CEO Sergio Marchionne says the automaker will approach suppliers in an effort to boost profit margins.
Chrysler CEO Sergio Marchionne says U.S. capacity expansion unlikely.
CEO Sergio Marchionne says his blood pressure rises as he enviously looks at the double-digit profit margins of some automotive suppliers, and he wants to share in some of that good fortune.
“We will approach our supplier base in a constructive way to find a way to at least participate in their wellbeing and rub off some of their newfound wealth on to us,” he says in a conference call with analysts and reporters to discuss’s second-quarter results. “We’re grossly unsatisfied with our margin positon.”
Marchionne says the automaker will not strong-arm suppliers for cost concessions, noting that was done in the past and the outcome was poor supplier relations and a drop in quality levels. A study by consultants Planning Perspectives says poor supplier relations cost Chrysler $24 billion in 2000-2012.
“It’s an incredibly sensitive issue in the U.S. and globally,” he says of supply chain relations. “We’re not going to push them over the edge. We’re so far behind where we need to be, we need to go back to all sources of margin enhancements and get this thing leveled off.”
Profit margins vary for individual vehicles depending on the segment and incentive spends typically are not disclosed by automakers. However, for Q2, Chrysler’s operating margin was 4.8%, erased in part by higher incentives on some of its older vehicles.
“The margins we have would imply the need to be diligent on all aspects of the margin equation,” says Chief Financial Officer Richard Palmer. “The fact is, per-unit incentive spend has gone up, and we have to keep an eye on that going forward. It’s not out of whack with the competition, but it’s something we need to control in the second half.”
Palmer says strong Chrysler sales, particularly by the Jeep brand, offer an opportunity to grow margins.

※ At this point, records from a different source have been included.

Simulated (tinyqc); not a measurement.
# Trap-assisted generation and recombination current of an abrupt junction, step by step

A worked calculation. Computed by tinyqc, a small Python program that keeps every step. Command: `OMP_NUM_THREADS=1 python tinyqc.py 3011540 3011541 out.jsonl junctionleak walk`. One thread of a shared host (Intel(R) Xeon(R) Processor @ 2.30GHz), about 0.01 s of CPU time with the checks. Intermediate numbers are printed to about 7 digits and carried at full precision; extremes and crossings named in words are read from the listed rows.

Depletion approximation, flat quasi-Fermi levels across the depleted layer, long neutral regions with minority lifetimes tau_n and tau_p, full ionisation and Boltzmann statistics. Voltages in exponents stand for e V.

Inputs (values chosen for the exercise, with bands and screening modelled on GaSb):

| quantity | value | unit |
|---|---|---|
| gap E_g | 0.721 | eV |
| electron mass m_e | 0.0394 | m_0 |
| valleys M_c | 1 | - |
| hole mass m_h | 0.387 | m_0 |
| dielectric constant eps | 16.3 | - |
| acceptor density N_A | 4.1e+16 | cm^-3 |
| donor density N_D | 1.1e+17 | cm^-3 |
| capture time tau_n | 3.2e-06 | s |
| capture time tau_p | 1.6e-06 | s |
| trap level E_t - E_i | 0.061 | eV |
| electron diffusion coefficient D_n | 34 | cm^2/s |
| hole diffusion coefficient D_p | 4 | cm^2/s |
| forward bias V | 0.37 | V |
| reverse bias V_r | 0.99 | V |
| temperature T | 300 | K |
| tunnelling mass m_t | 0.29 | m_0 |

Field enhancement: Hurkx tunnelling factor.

Chrysler in Q2 reported net income of $619 million, up 22% from year-ago. Net revenue was $20.5 billion, up 14% from like-2013.
Global Chrysler deliveries in the quarter jumped 12% to 723,000, a result of a 16% increase in U.S. retail sales and a 25% hike in international deliveries.
The increase in Chrysler’s international business could not have been accomplished withoutownership, Marchionne says.
“As much as I love this place, (there was) a haphazard approach to global expansion associated with previous ownership schemes,” he says. “helped it grow outside of North America. China expansion was only possible because of Fiat’s presence (there). Every other attempt Chrysler made in the past was aborted.”
In Q2, Chrysler’s U.S. market share was 12.1%, up from 11.4% year-ago. Its Canadian market share rose to 15.3% from 15.1% year-ago.
The automaker has committed to build the next-generation Chrysler Town & Country minivan at its Windsor, ON, Canada, assembly plant. Beyond that, no decisions have been made regarding its other Canadian facilities, where labor costs exceed U.S. levels.
“The electorate of Canada is smart enough to make the right choices,” Marchionne says. “At the end of the day, we can’t wait for the political winds to change. If in fact the federal government or Ontario has proposals of interest to Chrysler, we’d discuss them. But today that horse has left the barn and the investment is going into Windsor.”
The executive says there are no plans to expand capacity in the U.S. despite production constraints on key products, including the Ram fullsize pickup and the Jeep Grand Cherokee, Cherokee and Wrangler.
“We’re reluctant to engage in wholesale capacity expansion in the U.S.,” he says. “There is more downside than upside. The numbers will go up due to efforts (in the plants), but there will be nothing structural.”
Last week shareholders of parent Fiat voted to merge with Fiat Investments, which would result in a new global entity named Fiat Chrysler Automobiles N.V. The automaker now awaits a decision by investors who voted against the merger. Those investors have until Aug. 20 to sell their shares to Fiat, but if that amount exceeds €500 million ($668 million) the merger could fail.
If the merger goes through, FCA would be able to list its stock on the New York Stock Exchange as an international entity, which would allow Chrysler access to U.S. capital.
“Having access to capital markets in the U.S. is a desirable thing to do in the medium to long term, but it doesn’t impact one iota on our operational stance or impact plans,” Marchionne says. “Even if a merger were not to happen the plan is in place.”